Your choice can well be firefox and chrome as a fallback when a website doesn't work and you care enough to bother opening chrome for it. Chrome has already ditched adblockers on mobile, firefox with adblockers and reader mode is a MUCH better mobile web experience.
From the original post, it's more like a language parsing issue - Chrome was original a desktop-only application and it had extensions. When it was ported to Android, they ditched extensions, as well as jettisoning numerous other features.
> firefox with adblockers and reader mode is a MUCH better mobile web experience
Oh, I fully agree. But just having a better, faster, less ad ridden browser is not enough. The sheer networking effect is propping up Chrome on Android.
do you really need the fallback? i've yet to need chrome for anything, since i rarely use google products other than maps.
i've found the use of google captcha on governmental, financial, and some commercial sites frustrating though. i'll abandon a site that has google captcha if usage is anything less than critical.
Like you alluded to, some websites perform much better in Chrome (in particular Google's own websites, but there's some other offenders like roll20.net).
There's an FF extension called Buster made someone here on HN that helps workaround Google's current generation of captchas. It doesn't work 100% of the time, but the success rate is still higher than doing it myself.

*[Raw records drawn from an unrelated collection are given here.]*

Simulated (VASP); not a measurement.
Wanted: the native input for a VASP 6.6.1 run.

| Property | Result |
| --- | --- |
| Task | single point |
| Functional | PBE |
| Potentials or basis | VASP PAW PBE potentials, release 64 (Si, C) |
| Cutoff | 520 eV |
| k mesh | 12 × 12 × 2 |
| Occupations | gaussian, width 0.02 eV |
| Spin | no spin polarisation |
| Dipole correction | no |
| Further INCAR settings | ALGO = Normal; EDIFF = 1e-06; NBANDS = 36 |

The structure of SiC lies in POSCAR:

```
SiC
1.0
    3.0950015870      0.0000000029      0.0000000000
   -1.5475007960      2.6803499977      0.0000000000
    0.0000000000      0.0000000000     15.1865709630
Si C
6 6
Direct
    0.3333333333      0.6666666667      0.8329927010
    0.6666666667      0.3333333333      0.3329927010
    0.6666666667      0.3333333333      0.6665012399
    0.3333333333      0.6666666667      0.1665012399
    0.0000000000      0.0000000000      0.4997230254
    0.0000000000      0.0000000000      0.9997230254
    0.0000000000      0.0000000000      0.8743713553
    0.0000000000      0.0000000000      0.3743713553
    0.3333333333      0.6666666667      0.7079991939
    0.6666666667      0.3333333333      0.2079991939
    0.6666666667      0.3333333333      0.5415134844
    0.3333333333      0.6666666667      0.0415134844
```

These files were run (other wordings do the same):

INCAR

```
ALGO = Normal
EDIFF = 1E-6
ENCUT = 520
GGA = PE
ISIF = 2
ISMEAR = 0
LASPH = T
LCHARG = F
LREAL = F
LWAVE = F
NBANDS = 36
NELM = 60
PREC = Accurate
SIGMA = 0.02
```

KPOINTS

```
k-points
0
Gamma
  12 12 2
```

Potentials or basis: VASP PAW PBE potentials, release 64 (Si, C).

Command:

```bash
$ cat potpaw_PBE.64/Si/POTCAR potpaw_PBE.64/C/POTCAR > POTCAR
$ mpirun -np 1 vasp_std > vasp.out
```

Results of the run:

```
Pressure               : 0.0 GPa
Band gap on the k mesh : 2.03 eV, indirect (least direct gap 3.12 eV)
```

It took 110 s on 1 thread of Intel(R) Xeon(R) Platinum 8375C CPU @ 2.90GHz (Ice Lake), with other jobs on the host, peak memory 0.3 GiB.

Some sites need NoScript disabled to work. Even using the "temporarily trust everything" option doesn't work. Since it's easier to just paste the URL into chrome than disable a plug-in and remember to re-enable it later, I do that.
linkedin doesn't work for me on firefox, so i rarely even attempt to use it. but if someone a care about wants to link to me, i have to use chromium for that.
Ha. As if that will ever happen. They'll probably just pivot to something else.
The reason Chrome can try to ditch ad blockers is that they are big enough, that your only choice is Chrome or GTFO.